Maria (left) and Angelina Khachaturyan attend a court hearing in Moscow in June 2019.
Maria (left) and Angelina Khachaturyan attend a court hearing in Moscow in June 2019.

Russia's Investigative Committee has rejected the recommendation of the Prosecutor-General's Office to reduce the charges against three sisters accused of killing their father in Moscow.

Lawyers Aleksei Liptser and Aleksei Parshin said on May 13 that investigators had refused to change the charge from premeditated murder to self-defense in the high-profile case that fueled debate on the issue of domestic violence in the country.

Prosecutors wanted the case reclassified as self-defense, which many in the country saw as a sign that the criminal case against Maria, Angelina, and Krestina Khachaturyan would be closed.

The three sisters, all of whom were teenagers at the time, stabbed their father to death in a Moscow suburb in July 2018 after enduring what they said was constant humiliation and sexual abuse.

The girls confessed to using a knife and hammer to kill their 57-year-old father, Mikhail Khachaturyan.

The Investigative Committee said in December 2019 that it had completed an investigation into the killing and was recommending charges of murder and conspiracy to commit murder against the two older sisters, Krestina and Angelina, who were aged 18 and 19 at the time.

The statement said the two were of sound mind and aware of their actions when the killing occurred, but it also pointed to the long-term "physical and mental suffering" inflicted on them by their father as a mitigating circumstance.

They face up to 20 years in prison if convicted of the charges.

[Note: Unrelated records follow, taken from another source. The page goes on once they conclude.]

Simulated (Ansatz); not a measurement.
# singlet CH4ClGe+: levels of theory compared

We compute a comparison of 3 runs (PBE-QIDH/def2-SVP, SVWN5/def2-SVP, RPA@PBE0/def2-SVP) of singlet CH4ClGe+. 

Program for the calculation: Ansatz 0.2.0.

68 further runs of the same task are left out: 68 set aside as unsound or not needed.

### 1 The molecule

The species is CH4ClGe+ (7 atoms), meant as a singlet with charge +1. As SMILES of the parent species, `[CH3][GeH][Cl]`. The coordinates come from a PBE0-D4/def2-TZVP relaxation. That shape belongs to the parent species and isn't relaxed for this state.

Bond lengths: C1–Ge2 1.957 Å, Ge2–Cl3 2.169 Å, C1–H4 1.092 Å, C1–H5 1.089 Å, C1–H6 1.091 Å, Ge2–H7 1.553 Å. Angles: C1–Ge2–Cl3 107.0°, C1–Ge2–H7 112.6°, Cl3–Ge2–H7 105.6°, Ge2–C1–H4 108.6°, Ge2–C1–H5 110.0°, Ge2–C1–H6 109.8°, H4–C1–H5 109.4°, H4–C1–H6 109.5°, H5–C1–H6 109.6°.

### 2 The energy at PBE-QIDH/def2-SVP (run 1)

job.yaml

Investigators recommended that the third sister, Maria, who was 17 at the time of her father's killing, should enter mandatory psychiatric care.

The case has received broad coverage in the media in Russia and abroad and has triggered a debate on domestic abuse following the 2017 introduction of a law decriminalizing most forms of battery.

Some 350,000 people have signed a petition demanding the sisters' release, while women's rights activists inside and outside of Russia have rallied in their support.